Starting from Matt's in Clapham Junction — a work day at the Vauxhall office, then karting and bowling in Stratford tonight before heading home to Walton.
Britain is currently without a permanent prime minister in anything but name. Keir Starmer announced his resignation on 22 June after a brutal few months — dismal local election results in May, the resignation of Wes Streeting as health secretary, then defence secretary John Healey and armed forces minister Al Carns walking out over a defence-spending row in June, all against the backdrop of Reform UK's continued rise in the polls. Starmer stays on as caretaker PM while Labour picks a successor: nominations open 9 July and close a week later, and Andy Burnham — freshly installed as an MP after winning the Makerfield by-election — is the clear frontrunner, with Wes Streeting ruling himself out. The caretaker convention matters here: constitutionally Starmer is meant to confine himself to necessary business only, not new policy, which effectively freezes the government for a fortnight at a moment when it can least afford to look adrift. The case for reading this as healthy self-correction — a party recognising it was heading for electoral disaster and acting before an election forced the issue — is reasonable. The less charitable reading, and the one Reform UK will make loudly, is that a landslide majority has curdled into chaos in barely two years, which is its own electoral liability regardless of who wins the contest.

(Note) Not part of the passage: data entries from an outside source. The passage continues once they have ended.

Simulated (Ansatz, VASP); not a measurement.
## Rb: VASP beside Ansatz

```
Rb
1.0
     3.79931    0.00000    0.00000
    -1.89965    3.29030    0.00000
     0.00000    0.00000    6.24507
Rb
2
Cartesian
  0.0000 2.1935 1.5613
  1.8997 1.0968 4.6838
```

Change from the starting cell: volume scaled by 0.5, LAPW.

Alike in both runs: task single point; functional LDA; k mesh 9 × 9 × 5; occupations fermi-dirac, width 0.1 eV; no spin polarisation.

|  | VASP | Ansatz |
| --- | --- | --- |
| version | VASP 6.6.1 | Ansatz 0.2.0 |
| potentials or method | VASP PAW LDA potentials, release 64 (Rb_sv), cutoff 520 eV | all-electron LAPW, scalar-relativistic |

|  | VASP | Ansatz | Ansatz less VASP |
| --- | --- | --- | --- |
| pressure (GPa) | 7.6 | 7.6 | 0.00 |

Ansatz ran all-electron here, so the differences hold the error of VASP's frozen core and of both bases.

Whoever takes over inherits an economy under real strain, mostly for reasons outside Westminster's control. The Israel-Iran-US conflict that began in February has choked shipping through the Strait of Hormuz and pushed energy prices sharply higher — petrol up around 10% and diesel 20% within weeks of the strikes starting, with wholesale gas prices up roughly 75% at one point. The Bank of England held rates at 3.75% in June on a split 7-2 vote, with two members actually pushing for a hike, and the next decision lands 30 July. CPI inflation is at 2.8% but expected to climb as energy costs feed through — the OECD's pessimistic scenario has it reaching 4% this year, with UK growth crawling at just 0.7%. A recent US-Iran peace deal has taken some of the sharpest edges off the worst-case forecasts, but the direction of travel is still upward pressure on prices at the same time Labour is trying to install new leadership. That combination — a caretaker government and a tightening economic backdrop — is an awkward one for whoever ends up with the keys.
On the technology side, the government has been trying to look forward rather than firefight: an AI Hardware Plan aimed at building up domestic chip and semiconductor capability, and new "AI Growth Labs" letting firms trial AI-driven products directly with regulators before wider rollout. There's also a live consultation — responses due tomorrow, 3 July — on public attitudes to generative and agentic AI, which will likely shape how assertively the UK legislates versus the more permissive, wait-and-see approach it's taken so far relative to the EU. For anyone in SaaS or toys-adjacent tech, the regulatory direction of travel is still "enable first, restrict later" — worth watching whether that survives contact with a new Labour leader who may want a more interventionist framing to differentiate themselves.